Happy Wealth Wednesday.

I have always loved growth stocks. There is nothing more exciting than spotting a trend early and watching it play out. Over the years, I have been able to predict where entire sectors were headed. Cloud computing, bitcoin miners, data companies like Palantir back in 2022, and fintech are all great examples of that.

But here is the thing. It is absolutely useless to predict that artificial intelligence will take over an entire sector, get that prediction right, but fail to pick the right company. The sector can skyrocket, and you can still lose money if you own the wrong stock.

That is why I like the Rule of 40. It gives me a way to look past the hype and focus on the fundamentals. It lets me evaluate how an individual company is performing, not just how its industry is trending. Real wealth in the market does not come from being early to a story. It comes from owning the companies that can grow fast and do it responsibly.

The Rule of 40: What It Is and Why It Matters

When you invest in growth stocks, it is easy to get caught up in the story. You hear about massive revenue growth, new technologies, and endless potential. But growth alone does not make a great company. Eventually, every business has to prove that it can grow and stay profitable at the same time.

That is where the Rule of 40 comes in.

Here is how it works:
Revenue growth rate + Profit margin = Rule of 40 score

If the number is 40 or higher, that company is generally considered healthy. It is a simple test that shows how efficiently a business is growing.

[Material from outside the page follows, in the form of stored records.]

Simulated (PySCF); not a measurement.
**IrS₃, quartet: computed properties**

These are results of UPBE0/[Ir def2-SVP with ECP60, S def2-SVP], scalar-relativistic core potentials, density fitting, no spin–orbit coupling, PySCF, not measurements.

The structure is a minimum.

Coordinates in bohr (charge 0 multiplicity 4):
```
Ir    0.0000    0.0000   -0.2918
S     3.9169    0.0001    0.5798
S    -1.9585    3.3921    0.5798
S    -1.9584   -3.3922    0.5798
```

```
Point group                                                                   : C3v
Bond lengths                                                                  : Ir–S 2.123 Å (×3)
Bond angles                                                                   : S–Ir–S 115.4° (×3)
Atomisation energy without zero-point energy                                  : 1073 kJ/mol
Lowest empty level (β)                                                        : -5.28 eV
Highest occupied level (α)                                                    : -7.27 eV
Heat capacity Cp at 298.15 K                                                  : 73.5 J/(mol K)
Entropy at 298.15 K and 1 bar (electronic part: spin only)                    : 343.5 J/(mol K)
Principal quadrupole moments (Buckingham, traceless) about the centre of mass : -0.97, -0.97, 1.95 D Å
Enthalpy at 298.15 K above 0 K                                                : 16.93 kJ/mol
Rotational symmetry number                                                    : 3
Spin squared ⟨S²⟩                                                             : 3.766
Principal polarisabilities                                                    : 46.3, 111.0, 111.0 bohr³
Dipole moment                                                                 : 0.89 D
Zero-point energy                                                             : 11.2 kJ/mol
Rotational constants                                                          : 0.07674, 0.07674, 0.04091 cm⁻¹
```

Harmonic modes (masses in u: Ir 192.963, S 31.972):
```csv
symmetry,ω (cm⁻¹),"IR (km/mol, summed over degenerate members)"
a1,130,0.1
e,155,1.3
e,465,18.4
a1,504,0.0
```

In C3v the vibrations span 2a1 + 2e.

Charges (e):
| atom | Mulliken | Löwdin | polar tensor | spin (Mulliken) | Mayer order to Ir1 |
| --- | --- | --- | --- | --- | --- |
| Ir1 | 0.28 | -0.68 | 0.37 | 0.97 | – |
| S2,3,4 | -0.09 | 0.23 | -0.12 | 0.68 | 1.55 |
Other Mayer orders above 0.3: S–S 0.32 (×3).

Let’s look at two examples:
Company A: 25% revenue growth + 20% profit margin = 45
Company B: 50% revenue growth + (-20%) profit margin = 30

On paper, Company B looks like the faster grower, but it is burning cash to do it. Company A is growing a little slower but is actually profitable while doing it. That is the type of growth that lasts.

I like the Rule of 40 because it helps me look past the hype. When a company can grow fast and stay profitable, it tells me they have a real business model, not just a story.

The numbers back this up. Companies that consistently meet or exceed the Rule of 40 tend to be stronger across the board. They have:

  • 31% lower customer acquisition costs

  • 29% lower churn

  • 83% better capital efficiency

  • More efficient research and development spending

  • Lower sales and marketing costs as a percentage of revenue

In other words, companies that pass the Rule of 40 know how to scale without wasting money.

Research from Bain & Company found that most outperformers fall into one of three categories:

  1. Hypergrowth: Revenue growth above 30% with modest profitability. Examples include Splunk, Wix, and Workday.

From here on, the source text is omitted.